Sun, 21 Apr 2002

Talk show host Irma content with her lot in life

Emmy Fitri, The Jakarta Post, Jakarta

It's Kartini Day, the time when women's rights activists make their perennial cry that Indonesian women are underprivileged and victims of discrimination.

But Irma Natalia Hutabarat begs to differ. For many of the modern feminists fighting for equality today, some of her views might be dismissed as obscenely old-fashioned.

"I feel great being a woman in Indonesia. There are a lot of privileges about being a woman. One of them is that I get special and pleasant treatment from my surroundings," she said.

"To be honest, I enjoy it if men open the door for me and carry my bags. We deserve that, that's our privilege ... It's our privilege, too, if we can enjoy wearing beautiful dresses and fine jewelry. Men cannot."

Still, don't dismiss Irma as a woman content to stay at home and while away her hours prettying herself up, even though her first taste of life in the public eye was winning Putri Remaja Indonesia, a teen beauty and talent contest organized by Gadis young women's magazine, in 1980.

She went on to study Russian literature at the University of Indonesia, and has now parlayed her looks and intelligence (and a distinctive husky voice) into a career on TV, hosting Metro TV's Today's Dialogue.

She is also a consultant for the Asian Development Bank (ADB) and Garuda Indonesia, and a member of such social organizations as the Institute for Civic Education (ICE) and Indonesian Corruption Watch (ICW), part of her concern about the poverty, poor education and corruption that plague the country.

Irma is also among the more free-thinking modern women who dispute that Kartini is a fitting heroine of women's emancipation.

Kartini was simply sharing her personal burdens and feelings to her overseas friends, and was conveniently adopted as the figurehead for the women's cause.

"It only happens that she was a Javanese noble and able to write in a foreign language, a rare skill for women of her time, and had friends in the Netherlands who were then able to publish her letters after she died. That's all.

"Here is a small example: If I were her, I would never have let my mother laku dodok (walk on her haunches) in front of my regent husband. In the name of anything, the mother is more precious the husband. She should have protested that. She did not.

"It's totally different between understanding there is a problem and taking action to overcome it."

At her serene home decorated with ethnic ornaments and antique furniture in Kemang, South Jakarta, the mother of three enthusiastically talks about her concept of women and equality.

In her view, women must consider themselves as special creatures, of course different from the opposite sex, and even superior to them in some areas.

"Our mindset about Indonesian women has to be changed. We should not see ourselves as victims because we aren't ones."

In her Batak family, Irma learned that her mother equally shared the power with her father and that her grandmother was as important as her grandfather in running the household.
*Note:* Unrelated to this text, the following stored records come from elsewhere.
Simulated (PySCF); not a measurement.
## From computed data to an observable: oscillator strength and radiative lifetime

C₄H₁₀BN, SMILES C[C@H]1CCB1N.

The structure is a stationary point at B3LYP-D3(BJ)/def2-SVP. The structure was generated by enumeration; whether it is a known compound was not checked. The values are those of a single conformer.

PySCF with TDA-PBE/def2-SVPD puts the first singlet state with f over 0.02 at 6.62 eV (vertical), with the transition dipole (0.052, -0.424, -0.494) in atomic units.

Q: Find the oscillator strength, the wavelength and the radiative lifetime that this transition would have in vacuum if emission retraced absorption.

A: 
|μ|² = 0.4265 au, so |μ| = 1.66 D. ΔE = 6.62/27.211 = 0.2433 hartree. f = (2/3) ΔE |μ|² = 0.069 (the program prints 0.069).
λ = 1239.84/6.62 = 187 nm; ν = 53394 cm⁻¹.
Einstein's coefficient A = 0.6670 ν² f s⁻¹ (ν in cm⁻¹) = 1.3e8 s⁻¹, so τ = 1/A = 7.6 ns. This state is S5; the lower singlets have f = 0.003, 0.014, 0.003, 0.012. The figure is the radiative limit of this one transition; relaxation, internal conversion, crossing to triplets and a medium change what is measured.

And she believes that gender equality is found in other societies in the archipelago

"In Bali, for example, women play major roles in both family and society. They even enliven the economic circles for their families. So who are we to say we are weak and victimized. We are not!"

Even in notoriously patriarchal Javanese culture, except among the aristocracy, she said that women figured prominently in the family.

Irma argues that issues put forward on the agenda of women's groups are really matters that stem from industrialization and capitalization.

"It's totally wrong. If they (activists) ask for equal treatment in their companies, they should not do so on behalf of women movement. It is about welfare, about money they earn."

Many problems related to gender issues, Irma added, come from a shallow adaptation of Western concepts that labeled certain countries or religions sexist.

Westerners assumes Islam puts women below men because of examples like the Taliban regime, she said.

It was not Islam, Irma argued, but culture that was to blame.

"Islam does not discriminate between the sexes. The religion gives different roles for men and women, that's natural because men and women are designed distinctly," she said.

Women here are actually freer to make the choices in their fate, such as remaining single or getting married, having children or not, Irma said, despite societal pressure.

"The fact is many women do those things and that's OK. For me, getting married and having children are wonderful life experiences. We feel more special as women, thank God," she said.

"It's something given to us, and we have to be proud of it. I am so proud of that -- being able to be pregnant. Bearing a life inside you is the most wonderful feeling that ever happened to human beings," she said.

"We produce milk. Men cannot. They can only produce sperm, our emotional food, but milk is for both emotional and physical (needs).

"Isn't it thrilling to know that our vagina is the source of civilization," she added, quoting from Eve Ensley's play Vagina Monologues, "and our breasts are the source of life."

Irma, who married her third husband, architect Widodo Soenarko, in 1993, said it not the case that she did not defend women, but there is something far greater than protesting gender discrimination or injustice.

"Fighting against oppression goes far beyond sex or gender," she said.